This summer, Utopian Slumps is rugging up. The concept for their final show of the year is quite a unique one: In the Gardens presents hand-woven rugs made in Tibet, designed by a bastion of local and international artists, including its Melbourne-based curator Misha Hollenbach.
The selected artists share an appreciation for a bold economy of line, which translates especially well in the weaving process. Take California's Barry McGee, a cult figure among street artists whose work draws inspiration from contemporary urban culture. His printmaking and painterly practice is recognised for its use of punchy typography and bright colours. Also included is Chris Johanson's comical and ultra bright aesthetic. Having built his craft painting skateboards and houses, he too is part of the same American west coast Mission School as McGee. Keegan McHargue is also deeply steeped in graffiti culture and his fetishistic, pop-inspired work mutates into strange fantasy worlds, which are even more intriguing for its unusual medium.
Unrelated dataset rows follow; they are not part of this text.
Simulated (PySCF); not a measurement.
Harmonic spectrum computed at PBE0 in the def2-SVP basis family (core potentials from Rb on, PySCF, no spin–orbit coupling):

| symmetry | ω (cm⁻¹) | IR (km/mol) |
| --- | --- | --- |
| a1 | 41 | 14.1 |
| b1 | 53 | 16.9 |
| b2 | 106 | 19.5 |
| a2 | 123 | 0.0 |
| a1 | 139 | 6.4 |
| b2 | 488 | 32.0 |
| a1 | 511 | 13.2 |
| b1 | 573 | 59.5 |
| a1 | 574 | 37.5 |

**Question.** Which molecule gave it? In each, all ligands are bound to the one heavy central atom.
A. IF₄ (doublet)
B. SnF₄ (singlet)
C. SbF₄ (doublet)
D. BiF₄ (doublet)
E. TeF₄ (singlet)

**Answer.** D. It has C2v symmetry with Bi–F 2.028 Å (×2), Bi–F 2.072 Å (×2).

Also included is Japanese artist Misaki Kawai, who is famous for reconfiguring cheap materials into installations of quirky and anthropomorphic caricatures. Her much-loved naïve, illustrative style becomes abstracted on carpet, pointing to a kind of primal, almost ancient design. Her Japanese counterpart, UK-based artist Christian Hidaka, offers an aesthetic that borrows from Western and Japanese traditions of landscape painting, executed in a technicolour palette.
Locally, Misha Hollenbach, as well as Constanze Zikos, present designs that merge the contemporary with old-school principles. Hollenbach's instinctive approach ensures the production of quasi-surreal and cartoonish imagery, the potential meanings of which are as curiously engaging as Zikos's monochrome design. The resulting works expose a new way of appreciating the artists and each of their practices. It’s a show that clearly weaves in more than just thread.
In the Garden, curated by Misha Hollenbach, shows at Utopian Slumps from December 8 to 24 December.